Wednesday, January 23, 2008

Olaudah

I was especially interested in the story of Olaudah Equiano.  It amazes me that he was treated so well when the other stories I've heard include slaves being treated harshly and not given the advantages of non-slaves. I also find it strange that in a family that owned slaves (Olaudah's father), members of said family were slaves themselves.  Olaudah's kidnapping interests me because after this point, we do not hear of his sister again.  What happened to his sister?  Was she treated similarly to Olaudah?  Were the two ever reunited?  I am also confused because when he refused to eat, he was beaten, but because he was so thin from not eating, he was not sold and had to be shipped to Virginia (from Barbados).  So he is scolded, and then indirectly rewarded (by not being sold) for the same crime?  Olaudah became friends with different officers and with this trust, different people taught him to read and write - an opportunity rarely given to slaves.  What made him so different that people were willing to treat him that way?  I feel like Olaudah's story is too good to be true and I would like to know more about his life as well as other slaves who were treated with such generosity.

2 comments:

Leah said...

I totally agree with you! At times I felt so bad for Olaudah because his life sounded so tranquil before the slave raiders kidnapped him and his sister. But some other times I found a lot of the good things that happened to him hard to believe. Why were some people willing to teach him how to read and write? And how did he know so much about trading and how to make money at such a young age? Despite the many questions that came up after reading this chapter, his descriptions offered valuable insight into the life of a slave, even if it was uncommon at times.

MMMcClain said...

I do agree that Olaudah was treated alot better than many other slaves but don't get too hyperbolic..lol..He was treated horribly. Even though he became a well known slave, people taught him to read and write, and he was offered opportunities that many other slaves weren't, he was still merely a slave. He was not a man and he still had to wake up every morning and answer to his master or he'd be punished. Olaudah was still in bondage, even until the day he died.

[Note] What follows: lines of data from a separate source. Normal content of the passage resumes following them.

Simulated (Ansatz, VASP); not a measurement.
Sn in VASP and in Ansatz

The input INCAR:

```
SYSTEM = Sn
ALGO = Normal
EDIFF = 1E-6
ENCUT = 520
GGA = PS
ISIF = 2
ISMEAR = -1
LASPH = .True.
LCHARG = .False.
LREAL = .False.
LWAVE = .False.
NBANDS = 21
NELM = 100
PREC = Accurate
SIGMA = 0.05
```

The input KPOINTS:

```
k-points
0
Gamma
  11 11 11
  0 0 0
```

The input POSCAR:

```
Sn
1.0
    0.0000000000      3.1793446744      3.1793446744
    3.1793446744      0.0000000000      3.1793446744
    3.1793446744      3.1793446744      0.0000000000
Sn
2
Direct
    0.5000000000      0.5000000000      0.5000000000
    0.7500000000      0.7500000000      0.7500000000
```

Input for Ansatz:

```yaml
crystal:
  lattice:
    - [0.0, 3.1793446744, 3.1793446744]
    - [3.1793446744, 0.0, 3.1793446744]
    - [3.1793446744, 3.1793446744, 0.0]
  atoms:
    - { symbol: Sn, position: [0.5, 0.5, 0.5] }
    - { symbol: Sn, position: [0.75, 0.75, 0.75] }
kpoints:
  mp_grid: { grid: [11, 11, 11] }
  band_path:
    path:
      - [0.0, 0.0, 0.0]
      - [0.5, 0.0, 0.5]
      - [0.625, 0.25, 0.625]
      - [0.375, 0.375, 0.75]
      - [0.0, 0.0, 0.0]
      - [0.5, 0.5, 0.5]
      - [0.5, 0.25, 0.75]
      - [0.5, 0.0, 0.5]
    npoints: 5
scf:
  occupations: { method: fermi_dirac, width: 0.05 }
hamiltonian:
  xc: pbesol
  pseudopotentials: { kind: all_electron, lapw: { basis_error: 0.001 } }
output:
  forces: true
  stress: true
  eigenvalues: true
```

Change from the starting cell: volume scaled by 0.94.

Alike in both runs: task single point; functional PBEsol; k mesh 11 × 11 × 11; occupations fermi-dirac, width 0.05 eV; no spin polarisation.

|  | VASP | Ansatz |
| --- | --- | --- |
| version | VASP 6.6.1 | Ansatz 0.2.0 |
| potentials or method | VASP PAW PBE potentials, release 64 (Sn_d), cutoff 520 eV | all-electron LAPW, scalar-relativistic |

At the end of Chapter Two, Hochschild states that Olaudah Eqiano was caputred again and he barely escaped this time. Hochschild make a great point when stating that "as long as the British Empire permitted slavery, no black person in it could be free. Maybe it's easy for me or you to say that his "life sounded so tranquil" but until we have to live in fear like many blacks in London did for years, we musn't make judgements on how tranquil a slaves' life was.